Champagne, a sparkling wine made from grapes grown in the French region of the same name, and one of France’s most famous products, became the first foreign product to be awarded geographical indication (GI) status in Cambodia on April 29, 2019. This was followed closely by Scotch whisky, which is distilled and matured in Scotland in oak casks for three years or more. It was also awarded GI status in Cambodia in December 2019. A GI is a sign that identifies a product as originating from a specific venue or location and has given characteristics and qualities that are unique to its location or origin.
Cambodia also has three local products, namely, the Kampot pepper, Kampong Speu Palm sugar, and Koh Trung pomelo that enjoy GI recognition in Cambodia, Thailand, Vietnam, and the European Union. Applications for GI status in Cambodia for Kep flower of salt, Kratie pomelo, Phnom Srok silk, Battambang fragrant rice, Battambang oranges, Siem Reap prahok, and Kampot durian are pending.
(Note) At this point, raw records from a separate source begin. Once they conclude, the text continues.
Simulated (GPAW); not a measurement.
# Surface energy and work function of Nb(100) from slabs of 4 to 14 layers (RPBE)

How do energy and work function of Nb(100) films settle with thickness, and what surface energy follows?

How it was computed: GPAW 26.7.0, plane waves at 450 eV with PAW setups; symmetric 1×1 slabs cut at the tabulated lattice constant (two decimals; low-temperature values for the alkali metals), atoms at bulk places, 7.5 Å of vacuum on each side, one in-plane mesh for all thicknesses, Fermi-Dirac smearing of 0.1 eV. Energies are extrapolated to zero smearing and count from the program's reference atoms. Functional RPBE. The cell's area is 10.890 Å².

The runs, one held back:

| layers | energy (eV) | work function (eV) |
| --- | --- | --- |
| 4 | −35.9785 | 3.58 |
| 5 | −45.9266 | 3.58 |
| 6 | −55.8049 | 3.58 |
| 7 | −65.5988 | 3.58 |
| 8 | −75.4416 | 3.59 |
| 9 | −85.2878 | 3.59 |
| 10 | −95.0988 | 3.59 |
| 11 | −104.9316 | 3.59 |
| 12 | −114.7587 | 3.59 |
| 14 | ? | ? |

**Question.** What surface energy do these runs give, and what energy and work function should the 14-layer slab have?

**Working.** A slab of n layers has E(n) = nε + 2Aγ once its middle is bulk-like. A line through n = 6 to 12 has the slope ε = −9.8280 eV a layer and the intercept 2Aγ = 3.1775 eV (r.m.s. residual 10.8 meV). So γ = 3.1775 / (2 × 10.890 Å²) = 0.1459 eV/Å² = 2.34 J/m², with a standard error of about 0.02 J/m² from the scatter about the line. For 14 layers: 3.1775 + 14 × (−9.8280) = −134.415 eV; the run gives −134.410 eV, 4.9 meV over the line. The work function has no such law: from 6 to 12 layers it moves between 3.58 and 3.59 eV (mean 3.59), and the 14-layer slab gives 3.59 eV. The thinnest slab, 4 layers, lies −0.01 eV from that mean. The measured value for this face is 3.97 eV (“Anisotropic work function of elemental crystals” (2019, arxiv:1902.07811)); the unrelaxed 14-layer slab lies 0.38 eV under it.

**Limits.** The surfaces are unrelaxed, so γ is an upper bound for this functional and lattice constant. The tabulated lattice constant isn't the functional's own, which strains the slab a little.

Cambodia was the first country to join the Geneva Act of the Lisbon Agreement on Appellations of Origin and Geographical Indications (Geneva Act) in 2018. The Geneva Act allows for a single application with a single set of fees to be filed through the International Bureau of the World Intellectual Property Organization for registration of GIs across multiple jurisdictions, rather than through separate applications made in individual countries.
This is a welcome step by Cambodia toward developing a strong and mature intellectual property system to protect GIs for the benefit of consumers and producers alike, and the Cambodian Minister of Commerce Pan Sorasak has been quoted as saying, “We do hope to see more products from France and other foreign countries registering in Cambodia.”